Dear List
Readers may be interested in revised guidance on the reporting, regulation and mandatory disclosure of information relating to contaminated sites. Sorry to temper your excitement but the guidance only applies in Western Australia!
http://www.linkedin.com/redir/redirect?url=http%3A%2F%2Fwww%2Eder%2Ewa%2Egov%2Eau%2Fimages%2Fyour-environment%2Fcontaminated-sites%2FId_Reporting_and_classification_of_CS_DRAFT_150819%2Epdf&urlhash=dYbV&_t=tracking_anet
The revised guidance, which updates and consolidates 2006 guidance documents, sets out the statutory requirement for polluters, owners/occupiers, and Auditors (aka SQPs?) to report known or suspected contaminated sites, and sets out the requirement for mandatory disclosure in all property transactions, with significant financial penalties for non-compliance (up to $250k individuals - $5M corporates).
The WA Contaminated Sites Act 2003 has been in force since 2006, and with a team of only 13 officers has assessed and classified (i.e. determined) 20,207 sites, of which 3812 sites require either further investigation or remediation works, and 6450 sites where voluntary decontamination has been secured. Contamination (soil, groundwater, ground-gas, asbestos and radiation) at the remaining sites is managed through statutorily enforced institutional controls (i.e. restrictions on use) which allow some continued development and use, subject to certain prescribed and enforced restrictions.

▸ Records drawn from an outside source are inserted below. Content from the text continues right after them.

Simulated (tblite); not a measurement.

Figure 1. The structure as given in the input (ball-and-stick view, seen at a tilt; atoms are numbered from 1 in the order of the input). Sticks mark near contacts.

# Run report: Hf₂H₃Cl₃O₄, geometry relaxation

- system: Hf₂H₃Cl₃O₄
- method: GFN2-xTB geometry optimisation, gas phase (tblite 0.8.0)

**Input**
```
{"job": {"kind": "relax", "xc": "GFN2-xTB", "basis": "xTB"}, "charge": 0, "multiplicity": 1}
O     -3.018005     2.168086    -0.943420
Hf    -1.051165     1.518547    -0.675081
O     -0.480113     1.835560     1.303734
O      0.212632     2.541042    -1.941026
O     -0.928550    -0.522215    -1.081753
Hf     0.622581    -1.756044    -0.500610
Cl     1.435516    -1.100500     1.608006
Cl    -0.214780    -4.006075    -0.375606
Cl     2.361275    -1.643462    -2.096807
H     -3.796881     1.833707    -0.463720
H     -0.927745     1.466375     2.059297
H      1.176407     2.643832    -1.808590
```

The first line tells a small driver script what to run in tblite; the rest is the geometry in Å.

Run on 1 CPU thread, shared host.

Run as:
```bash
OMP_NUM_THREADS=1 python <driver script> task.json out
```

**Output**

Interestingly, only one enforcement Notice has ever been served under the scheme. This remarkably low number has been attributed to the mandatory reporting and disclosure requirements and penalties enshrined in the Act, which focuses the polluters and landowners minds on maximising their asset value by securing effective clean up, without the need to pursue unnecessary, expensive and largely fruitless litigation - Win,Win,Win!